Arnon Grunberg

Berlin

Career

Der Spiegel (By Peter Müller, Ralf Neukirch, René Pfister, Michael Sauga and Christoph Schult) on coincidence and Macron

By Peter Müller, Ralf Neukirch, René Pfister, Michael Sauga and Christoph Schult

Emmanuel Macron's victory in France has galvanized Germany's Social Democrats. But Merkel, too, is hopeful that the new French president will mark an improvement in Berlin-Paris relations. There are, however, plenty of potential conflicts looming.

History sometimes takes strange twists and turns. Three years ago, on a sweltering day in summer 2014, the telephone of German economist Henrik Enderlein rang. Enderlein is a professor at the Hertie School of Governance in Berlin and on the other end of the line was Jean Pisani-Ferry, an economist in Paris.

The caller wanted to know if Enderlein's university had a visiting professor spot for a young government adviser named Emmanuel Macron. Pisani-Ferry related to his German colleague that Macron had had a falling out with his boss, French President François Hollande, and was currently looking for a job.

Even then, Enderlein knew Macron well. He had exchanged several papers with Macron, a former banker, and had also spoken with him in Élysée Palace in Paris about the troubled relationship between France and Germany. Both Enderlein and Pisani-Ferry were certain that Macron had a bright future ahead.

Would European history have taken a different turn had Macron come to Berlin that summer?

Immersing oneself in such hypotheticals is always a fraught undertaking: Would Marine Le Pen have won the French presidential election? Or would François Fillon have managed to eke out a victory despite the many scandals associated with his candidacy?

But it is nevertheless an interesting discussion to have. In any case, Macron managed to patch up his relationship with Hollande before he could agree to a position in Berlin -- and an astounding political career took off.'

Well, what if is excellent material for novelist. Marcron as visiting professor in Berlin could be an excellent novella. Berlin, the city where Macron's astounding cheer in academia took off.

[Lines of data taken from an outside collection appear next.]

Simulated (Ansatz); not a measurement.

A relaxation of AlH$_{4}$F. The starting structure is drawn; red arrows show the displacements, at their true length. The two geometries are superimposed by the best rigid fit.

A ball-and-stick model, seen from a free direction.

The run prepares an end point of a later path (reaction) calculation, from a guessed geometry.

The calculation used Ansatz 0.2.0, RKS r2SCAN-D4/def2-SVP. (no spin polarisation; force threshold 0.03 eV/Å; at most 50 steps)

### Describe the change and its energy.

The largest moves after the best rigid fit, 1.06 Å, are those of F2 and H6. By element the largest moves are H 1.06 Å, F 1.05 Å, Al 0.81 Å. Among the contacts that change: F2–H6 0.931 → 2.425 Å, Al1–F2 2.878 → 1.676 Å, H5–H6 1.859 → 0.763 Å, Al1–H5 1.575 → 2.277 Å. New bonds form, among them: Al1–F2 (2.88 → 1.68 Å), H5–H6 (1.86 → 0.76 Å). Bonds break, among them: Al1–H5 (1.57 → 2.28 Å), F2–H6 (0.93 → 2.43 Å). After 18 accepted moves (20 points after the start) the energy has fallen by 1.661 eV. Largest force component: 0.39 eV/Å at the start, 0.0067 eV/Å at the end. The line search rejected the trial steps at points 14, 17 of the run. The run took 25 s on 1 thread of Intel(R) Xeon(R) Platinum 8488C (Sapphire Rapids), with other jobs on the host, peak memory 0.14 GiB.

This is how the article in Der Spiegel ends:

'Most of all, however -- and this is perhaps his greatest difference from Angela Merkel -- he wants to move away from the trivialities of European crisis management. In his Humboldt University speech, Macron quoted the legendary European Commission President Jacques Delors. He once said that Europe needs both a vision and a screwdriver. "Unfortunately, we currently have a lot of screwdrivers," said Macron. "But we are still lacking a vision."'

(Read the complete article here,

Often a screwdriver without a vision is preferable to a screwdriver with a vision. And a vision without a screwdriver is a toothless fox.